Growing up in the TV-less land of Guyana during the 70s, by default, had many of us attached to our radios. I may have heard Rapture and Call Me numerous times on our radio, but I definitely remember the reggae-styled The Tide Is High. Actually, it was very popular in the country because of that very reggae-style beat. I always imagined it was a sultry, brown-skinned woman (that probably looked like Pam Grier) with dread-locked hair crooning The Tide Is High over the radio. Yes, I have a thing for Pam Grier (still do) and … bloody hell, I was in for a surprise. Flash forward to the early 80s where television sets (despite no transmission of telly signals in the country still) rigged to Betamax players were popping up in various venues to entertain people. One such location was the local sports club, in our town, that on Saturdays would host free videos for the kids/teens to watch. One such Saturday as I was waiting for the main movie to begin, they were playing a bunch of music videos to fill the time. And then Blondie’s Heart of Glass appeared on the screen … and for the first time in my teeny life the concept of infatuation became a vicious reality. Everything around me seem to disappear (yapping kids, rowdy teenagers, preening girls) and it was just me … and sultry Debbie Harry. My love affair with Blondie had begun. And I know this was a bit of detour here … but there.

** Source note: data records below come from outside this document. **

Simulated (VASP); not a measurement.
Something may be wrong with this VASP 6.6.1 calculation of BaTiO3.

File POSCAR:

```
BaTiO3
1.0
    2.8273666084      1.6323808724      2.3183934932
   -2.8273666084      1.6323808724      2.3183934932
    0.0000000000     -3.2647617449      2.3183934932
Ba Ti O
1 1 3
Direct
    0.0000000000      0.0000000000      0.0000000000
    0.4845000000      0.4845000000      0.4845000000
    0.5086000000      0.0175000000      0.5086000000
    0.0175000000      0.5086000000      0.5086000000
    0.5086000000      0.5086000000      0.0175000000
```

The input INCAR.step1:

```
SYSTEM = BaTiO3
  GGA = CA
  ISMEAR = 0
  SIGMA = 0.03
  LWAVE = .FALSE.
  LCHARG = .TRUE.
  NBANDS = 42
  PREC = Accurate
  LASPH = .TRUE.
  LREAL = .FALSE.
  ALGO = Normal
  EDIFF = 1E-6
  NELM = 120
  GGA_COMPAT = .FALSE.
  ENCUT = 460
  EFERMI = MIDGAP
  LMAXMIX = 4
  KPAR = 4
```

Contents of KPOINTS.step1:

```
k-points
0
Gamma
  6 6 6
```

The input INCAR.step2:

A love child (her words) as a result of a liaison between an American woman and a married Englishman, Deborah Harry (not her original name) was placed up for adoption. She was adopted by a childless couple (the Harrys) in New Jersey. Ms Harry’s revisiting of her childhood is quite refreshing and delightfully simple where she, I suspect being quite the tomboy, bravely explored the nearby woods that hosted transient and hobo types, read books (she’s a bookworm) and later on wrestled with her floor rug as she watched wrestling on the telly. In other words, a really decent childhood, despite her tough introduction to the world. Well, there was that odd encounter, at eight years old, that involved indecent exposure and a masturbating pervert. Yes, there were absolute tossers back then. An eight year old kid. Seriously?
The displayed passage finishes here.